GM pulls out from Toyota joint venture

General Motors has announced that it will quit its joint venture auto manufacturing plant, operated with Toyota, leaving the unionized facility's future in Toyota's hands. Toyota already sells 80% of the products built there, but the workforce is organized by the UAW, so if Toyota were to keep the facility open under its own management, it would find itself sitting across the bargaining table from the very union that seeks to organize its other plants in North America.

New United Motor Manufacturing Company (NUMMI - pronounced "new me") is the sole remaining automobile manufacturing facility on the West Coast, and its closure would idle almost 5000 assembly workers, plus an estimated 35,000 related jobs in support functions. Roughly a decade ago, a spokesman for the Port of Oakland told me that 10% of the port's cargo was related to NUMMI, which imports many components from Japan and sources globally for materials such as steel, so the 35,000 figure may be quite realistic. California already has the nation's highest unemployment rate.
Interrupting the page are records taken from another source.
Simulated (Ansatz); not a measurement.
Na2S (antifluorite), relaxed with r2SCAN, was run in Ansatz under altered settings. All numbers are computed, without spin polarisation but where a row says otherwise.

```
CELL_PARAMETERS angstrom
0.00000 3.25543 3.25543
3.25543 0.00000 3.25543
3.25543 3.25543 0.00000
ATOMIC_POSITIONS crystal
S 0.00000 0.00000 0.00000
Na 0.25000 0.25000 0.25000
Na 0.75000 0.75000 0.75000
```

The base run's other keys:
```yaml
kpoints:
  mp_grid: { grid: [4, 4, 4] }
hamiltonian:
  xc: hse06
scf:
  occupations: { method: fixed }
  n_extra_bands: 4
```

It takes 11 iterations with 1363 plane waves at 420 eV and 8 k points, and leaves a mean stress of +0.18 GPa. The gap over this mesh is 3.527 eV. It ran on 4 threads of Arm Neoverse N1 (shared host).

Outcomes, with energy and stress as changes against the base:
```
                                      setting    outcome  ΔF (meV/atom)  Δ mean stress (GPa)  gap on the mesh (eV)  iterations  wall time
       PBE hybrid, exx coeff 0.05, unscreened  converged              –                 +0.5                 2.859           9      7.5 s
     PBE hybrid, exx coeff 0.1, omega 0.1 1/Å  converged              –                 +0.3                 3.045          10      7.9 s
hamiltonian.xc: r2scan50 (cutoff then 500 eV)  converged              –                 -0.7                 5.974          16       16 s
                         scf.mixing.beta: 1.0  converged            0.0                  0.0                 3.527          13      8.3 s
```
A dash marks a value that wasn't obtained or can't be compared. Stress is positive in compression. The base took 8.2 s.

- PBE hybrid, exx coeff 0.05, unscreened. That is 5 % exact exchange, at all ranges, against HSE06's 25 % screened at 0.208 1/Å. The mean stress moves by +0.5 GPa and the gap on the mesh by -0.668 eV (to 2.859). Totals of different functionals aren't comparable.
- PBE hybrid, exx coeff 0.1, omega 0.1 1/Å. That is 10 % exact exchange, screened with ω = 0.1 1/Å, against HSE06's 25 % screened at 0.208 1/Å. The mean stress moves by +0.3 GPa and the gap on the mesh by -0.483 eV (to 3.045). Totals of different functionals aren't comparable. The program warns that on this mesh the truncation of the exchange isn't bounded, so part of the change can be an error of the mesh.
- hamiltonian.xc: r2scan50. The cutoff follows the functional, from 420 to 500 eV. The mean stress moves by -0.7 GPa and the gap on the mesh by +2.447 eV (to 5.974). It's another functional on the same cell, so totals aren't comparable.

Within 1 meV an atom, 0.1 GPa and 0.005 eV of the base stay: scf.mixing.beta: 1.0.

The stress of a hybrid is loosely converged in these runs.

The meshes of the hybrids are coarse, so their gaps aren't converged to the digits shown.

NUMMI was created in 1984, with GM contributing its poorly-performing Fremont, California assembly plant, and Toyota taking over management, and retooling to build vehicles based on its own deigns. Fremont-built cares were sold by both Toyota dealers, and GM dealers (who used the "Geo" brand name for NUMMI-built vehicles).

In short order, NUMMI-built vehicles attained a reputation for high quality. Toyota management outshone GM management in mnaufcaturing. But as a separate company, NUMMI spared Toyota the experiences of dealing directly with the UAW.

GM executives were chagrinned to discover that nearly identical vehicles carrying the Toyota Corolla brand sold for a few hundred dollars more than the same vehicle badged as a Geo Prizm. This was stark evidence that the GM brand name had fallen well below that of Toyota in consumers' estimation.

Toyota's American sales have fallen drastically since the last quarter of 2008, and the company has more manufacturing capacity worldwide than demand. However, the cost of assembling vehicles in the United States is reportedly lower than in Japan. On purely economic grounds, there may be a case for keeping the Fremont facility open as a Toyota-only plant, and closing down manufacturing capacity elsewhere.

However, I cannot imagine that Toyota relishes dealing directly with the UAW. Toyota's Georgetown, KY and Princeton, IN assembly plants are nonunion. Having watched the UAW's malign effect on its once-might American competitors,  will Toyota be willing to let the camel's nose under the tent in California?

The UAW already has a track record as a job-killer. Fremont may be the next chapter in that sorry story.

Full disclosure: for a number of years I served as a consultant to Toyota. All information in this entry is based on public sources, and I have spoken to no Toyota representatives in preparing it.